Anarchy Online: Casual Intelligence (Part 1: Shopping)

I was speaking with my wife recently about Anarchy Online.  If you’d like to learn more about this (free to play / pay per month for larger expansions) game, by all means click the link and find out, it will open in a new window.  If you don’t care enough or already know about it, just bear with me for a moment whilst I explain one of those subtle points about why this game is so great.

In a word: Shopping.  As a general rule in “real life”, I like shopping for cool stuff.  Best Buy is my Disneyworld-esque shopping center of choice, naturally.  I also don’t buy much there due to the prices, naturally.  But it has awesome stuff that I like to look at and potentially make a mental note to shop for later online, naturally.  And it’s also filled with tons of stuff that I have no intention of EVER purchasing, but it’s pretty nifty to know that they have it.  Naturally.

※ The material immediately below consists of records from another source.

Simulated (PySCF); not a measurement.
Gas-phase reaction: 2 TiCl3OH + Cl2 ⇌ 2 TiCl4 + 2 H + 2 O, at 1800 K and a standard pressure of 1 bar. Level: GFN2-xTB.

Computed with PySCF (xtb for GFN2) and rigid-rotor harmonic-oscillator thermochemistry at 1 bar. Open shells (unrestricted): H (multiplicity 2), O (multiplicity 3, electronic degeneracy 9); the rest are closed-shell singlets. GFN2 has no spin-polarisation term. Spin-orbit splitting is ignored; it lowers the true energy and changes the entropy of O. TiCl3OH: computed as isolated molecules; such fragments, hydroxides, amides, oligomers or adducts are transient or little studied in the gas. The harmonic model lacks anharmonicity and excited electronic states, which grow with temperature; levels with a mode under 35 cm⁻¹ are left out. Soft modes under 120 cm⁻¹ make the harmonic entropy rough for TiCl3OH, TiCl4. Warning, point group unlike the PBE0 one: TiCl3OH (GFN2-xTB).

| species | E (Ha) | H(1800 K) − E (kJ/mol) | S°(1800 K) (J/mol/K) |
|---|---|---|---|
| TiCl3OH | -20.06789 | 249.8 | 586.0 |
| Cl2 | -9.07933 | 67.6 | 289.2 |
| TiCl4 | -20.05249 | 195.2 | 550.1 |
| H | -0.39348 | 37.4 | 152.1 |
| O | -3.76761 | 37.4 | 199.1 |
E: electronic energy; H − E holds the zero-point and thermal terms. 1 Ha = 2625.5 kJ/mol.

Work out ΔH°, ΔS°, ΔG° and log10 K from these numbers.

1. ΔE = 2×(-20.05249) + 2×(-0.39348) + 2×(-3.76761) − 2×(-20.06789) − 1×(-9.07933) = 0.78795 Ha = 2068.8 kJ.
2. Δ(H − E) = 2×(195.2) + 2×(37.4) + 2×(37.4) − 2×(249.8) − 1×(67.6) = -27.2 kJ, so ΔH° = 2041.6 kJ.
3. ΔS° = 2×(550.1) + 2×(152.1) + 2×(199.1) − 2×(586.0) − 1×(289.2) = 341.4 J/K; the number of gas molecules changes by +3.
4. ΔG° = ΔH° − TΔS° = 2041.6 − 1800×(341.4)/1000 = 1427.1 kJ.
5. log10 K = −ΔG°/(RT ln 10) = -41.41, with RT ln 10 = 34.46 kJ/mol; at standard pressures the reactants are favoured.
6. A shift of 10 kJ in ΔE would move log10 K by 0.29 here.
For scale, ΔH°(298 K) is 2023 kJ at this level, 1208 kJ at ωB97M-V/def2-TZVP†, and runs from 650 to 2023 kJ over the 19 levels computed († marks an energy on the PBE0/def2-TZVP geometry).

Bringing that psychology into the world of online gaming, and you have a dynamic that is completely overlooked in almost every online game out there.  When it comes time to shop for something (a weapon, armor, social items, clothing, buffs, potions, stims, what-have-you), in any standard well-known MMOG out there, you go to a very plainly labelled store, and it gives you a list of the items you can use.  The list consists of three major categories of that item: Those that are too low level for you to care about, those that are too high level for you to use, and maybe one single item that is the current best of it’s type for you to use at your character’s level of experience.  In a word: Boring.

Then go shopping at any level in Anarchy Online.  Say you want to buy a weapon, so you go to a weapon shop by finding a store terminal center and logging into the terminal.  You are instantly barraged with an array of weaponry so vast that it’s almost immediately confusing.  You need to mentally filter out exactly what kind of weapon you’re looking for, then root through the handful of weapons in that terminal that fit your needs.  The selection is random, and the randomness comes from a MASSIVE cache of server-side possibilities that are so vast, there is a very good chance that none of the weapons in the store fit exactly what you need as far as speed, damage, and general efficiency are concerned.

So what now?  Now, unless you got really lucky, you need to shop around a bit more by finding another store.  There are sweet spots (my favorite being the strip mall in Old Athens city) where terminal centers are aplenty, and you can also hop from city to city, checking out different stores to see what’s in stock at this moment.

The very act of shopping for items becomes a mission (or “quest” for you warcrappers) in and of itself, and it’s probably one of the most casually satisfying aspects of the entire game.  This is mostly due to the psychological impact that searching-and-finding has on the average person, which is a point that is emboldened simply by the sheer number of single-player games and solo missions in MMOs that rely on that exact methodology: Go find an item.  But the mental impact of actually acquiring the item becomes ironically much more personal when you’re not just drumming out the feeder-bar text given to you from a mission booth or quest giver; you are literally searching for something to help your character out for no other cause than to increase your own efficiency as a player in the game.

Personally, I love belt shopping.  My wife is sitting next to me and just now lucked out in the OA “strip mall” by finding a three-slot belt wearable at level 12 (provided a few points were dumped into Computers, obviously).  That’s a pretty sweet find, so I asked her to pick up a couple of them (one for me, one for some lucky sod I run into at some point, since I love helping out the newbz).

Anyway, that’s enough rambling.  I love Anarchy Online for a lot of reasons, but today’s reason is all about the shopping.  I’d much rather search through a hundred terminals of mediocre and unusable items to find that one sweet deal than press a feeder bar for the only next-better-sword-for-you at the obvious store of obviousness that is so prevalent in the fantasy MMOs soaking up the market today.